Or maybe opening America to new ideas from Cuba. Same as Cuban music has long been so influential. Khuly’s thinking is typical liberal patronizing (like Jon Stewart portrayed here at TD going after Jim Cramer. What silliness on Stewart’s part). She’s solidly stuck in American liberal straight-jacket. In a way bygone ex-patriot Cubans never were.

There seems to be new prevailing notion that the best reason to end embargo is so that Cuba might become American (capitalist, of course) satellite open to hardly-new ideas from the U.S., just like before when Batista was committing mayhem at will. And just as Bahamas and Caymans are U.S. satellites today.

I’m not entirely sure that were I Island Cuban I’d want any dealings with DC-based idiots and their big-biz masters, not hardly a one of which has had a new idea since New Deal, almost 30 years BEFORE Cuban Revolution.

As Chavez, Morales and Correa know: Who needs antiquated U.S. ideas? Reactionary as espoused by Ayn Rand, renowned dogmatist who sought to excuse any nastiness on behalf of libertine ego. (Compared to Rand, de Sade was pussycat lover.)

Having said above, ongoing embargo—for purposes of propaganda on part of idiots still running this lost-in-space place—should be ended, if only for sake of family reunions and some economic benefit to average Island Cubans. Yeah, we got stuff they could use after decades of the most ridiculous policy. Alas, not car parts anymore. Not since we don’t even make those anymore. Irony might be that Americans have become more like Island Cubans than they like us over decades. So we DO have more in common than previously thought. Oh, goody! (Ya got to love it, got to love ironic twists and turns that make for history.)

Cuban proviso should be as follows: We agree, so long as U.S. returns Cuban Five and does not attempt to extort us in exchange for ending embargo. Otherwise, F-off.

And might embargo be ended at the same time U.S. closes prison at Guantanamo housing political prisoners. Maybe even giving that piece of Cuba back to Cuba to be used for more peaceful purposes. Miami pols are opposed, of course. (Same as Obama and Pelosi oppose single-payer healthcare that Island Cubans enjoy.) There was fly-over attempt to poison fine tobacco crops along with Fidel. Looks like Fidel’s the one who prevailed. No doubt sometimes at expense of average Island Cuban. But then when was revolution easy? (Keynes stupidly made fun of long-term, perhaps leading to broker-think nowadays of 15 minutes being too long-term.)

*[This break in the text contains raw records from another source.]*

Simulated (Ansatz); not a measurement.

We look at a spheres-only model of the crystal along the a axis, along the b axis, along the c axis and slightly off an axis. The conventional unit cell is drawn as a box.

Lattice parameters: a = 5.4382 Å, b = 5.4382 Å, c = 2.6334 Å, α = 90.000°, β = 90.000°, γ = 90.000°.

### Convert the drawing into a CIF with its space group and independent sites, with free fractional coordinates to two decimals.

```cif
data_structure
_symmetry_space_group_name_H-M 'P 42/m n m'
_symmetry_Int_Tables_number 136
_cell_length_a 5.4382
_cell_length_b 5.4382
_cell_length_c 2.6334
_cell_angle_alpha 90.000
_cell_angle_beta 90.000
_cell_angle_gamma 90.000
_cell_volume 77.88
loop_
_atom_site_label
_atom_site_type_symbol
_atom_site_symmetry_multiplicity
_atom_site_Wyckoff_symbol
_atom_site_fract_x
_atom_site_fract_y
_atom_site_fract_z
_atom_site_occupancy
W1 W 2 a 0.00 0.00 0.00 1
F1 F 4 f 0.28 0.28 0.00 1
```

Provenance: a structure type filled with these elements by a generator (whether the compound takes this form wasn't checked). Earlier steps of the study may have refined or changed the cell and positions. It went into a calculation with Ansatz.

Hypocrisy is what really rules in the US of A, baby. By now become meta-hypocrisy obscenely coupled with arrogance, which come to think of it ain’t hardly nothin’ new. Just ask Leonard Peltier, political prisoner by these United States, otherwise citizen of another nominally sovereign nation. Sovereign so long as U.S. government says so, pending “ideas” rammed down proverbial throat, by military force if necessary.